The Problem with Averages

What a LinkedIn puzzle can teach us about the hidden flaws in our engineering and AI metrics.

I play those LinkedIn puzzles every day. As they get harder, my completion time goes up. No surprise there. But I noticed something else. My time was also getting much further away from the average completion time. My first thought was, "Am I slowing down more than everyone else?"

Then it hit me. Maybe the "everyone else" was changing. As the puzzles get harder, fewer people finish them. The average is no longer calculated from the whole group. It’s calculated from the small group of people who actually made it to the end. The metric was hiding a crucial piece of the story.

It's Not Just puzzles

This whole thing reminded me of work, especially when we talk about engineering metrics. We love to track things like velocity or cycle time. And when a team’s velocity drops, my first reaction is often, “They’re slowing down.”

But maybe not. Maybe the team just picked up a task with a ton of hidden complexity. Or maybe they’re tackling tech debt that will speed everyone up later. The difficulty of their "puzzle" went way up, but the metric doesn't show that. It just shows a lower number.
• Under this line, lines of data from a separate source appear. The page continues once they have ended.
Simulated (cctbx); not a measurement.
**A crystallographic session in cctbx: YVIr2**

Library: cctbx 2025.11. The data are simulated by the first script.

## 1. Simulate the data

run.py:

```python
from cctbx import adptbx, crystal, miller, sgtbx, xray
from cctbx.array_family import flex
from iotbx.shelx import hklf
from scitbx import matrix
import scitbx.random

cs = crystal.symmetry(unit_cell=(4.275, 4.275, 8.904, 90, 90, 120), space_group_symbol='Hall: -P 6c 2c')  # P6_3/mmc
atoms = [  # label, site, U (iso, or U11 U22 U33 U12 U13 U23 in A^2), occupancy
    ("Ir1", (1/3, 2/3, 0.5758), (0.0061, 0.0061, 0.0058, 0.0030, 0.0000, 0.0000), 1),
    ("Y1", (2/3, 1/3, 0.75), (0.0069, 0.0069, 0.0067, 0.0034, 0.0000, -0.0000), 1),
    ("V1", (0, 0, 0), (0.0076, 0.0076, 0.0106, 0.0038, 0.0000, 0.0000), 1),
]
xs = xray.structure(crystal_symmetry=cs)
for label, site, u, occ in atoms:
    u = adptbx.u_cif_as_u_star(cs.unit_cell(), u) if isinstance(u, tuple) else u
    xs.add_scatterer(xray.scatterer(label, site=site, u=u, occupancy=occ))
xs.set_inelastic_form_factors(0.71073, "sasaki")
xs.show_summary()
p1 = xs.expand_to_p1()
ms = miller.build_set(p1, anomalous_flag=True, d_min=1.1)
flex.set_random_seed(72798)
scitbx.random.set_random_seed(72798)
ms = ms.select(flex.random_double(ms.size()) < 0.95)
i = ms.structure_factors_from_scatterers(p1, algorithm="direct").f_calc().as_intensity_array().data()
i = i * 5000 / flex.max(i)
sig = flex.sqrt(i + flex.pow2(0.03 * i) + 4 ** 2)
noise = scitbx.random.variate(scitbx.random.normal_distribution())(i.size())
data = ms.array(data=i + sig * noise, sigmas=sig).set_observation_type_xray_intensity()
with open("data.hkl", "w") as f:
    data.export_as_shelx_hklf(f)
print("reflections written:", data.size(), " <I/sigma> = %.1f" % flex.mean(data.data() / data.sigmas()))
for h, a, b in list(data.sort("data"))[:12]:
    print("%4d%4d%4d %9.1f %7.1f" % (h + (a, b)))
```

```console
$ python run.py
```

Looking at a single number seldom gives us the full picture. It tells us what happened, but it almost never tells us why.

The Same Trap in AI

Now we have AI that doesn't just answer questions. It takes action. We call them agents. They can plan tasks, use tools, and try to get things done on their own. So how do we measure them? The obvious metric is Task Success. Did it book the flight? Did it summarize the documents? Yes or no. Simple.

But it's the same trap, all over again. An agent could have a 100% success rate. But what if it took 50 steps to do something that should have taken three? What if it spent a ton of money on different tools to get there? Or what if a human had to jump in and help it along the way?

That "100% success" metric looks great on a chart. But it hides how clumsy, expensive, or helpless the agent really was. It’s yet another simple number that makes us feel good, while hiding a much more complicated truth.

Metrics Are a Starting Point

Whether it’s a puzzle average time to complete, a team's velocity, or an AI's accuracy, a single number isn't the answer. It’s a signal. It's a reason to pause and ask questions.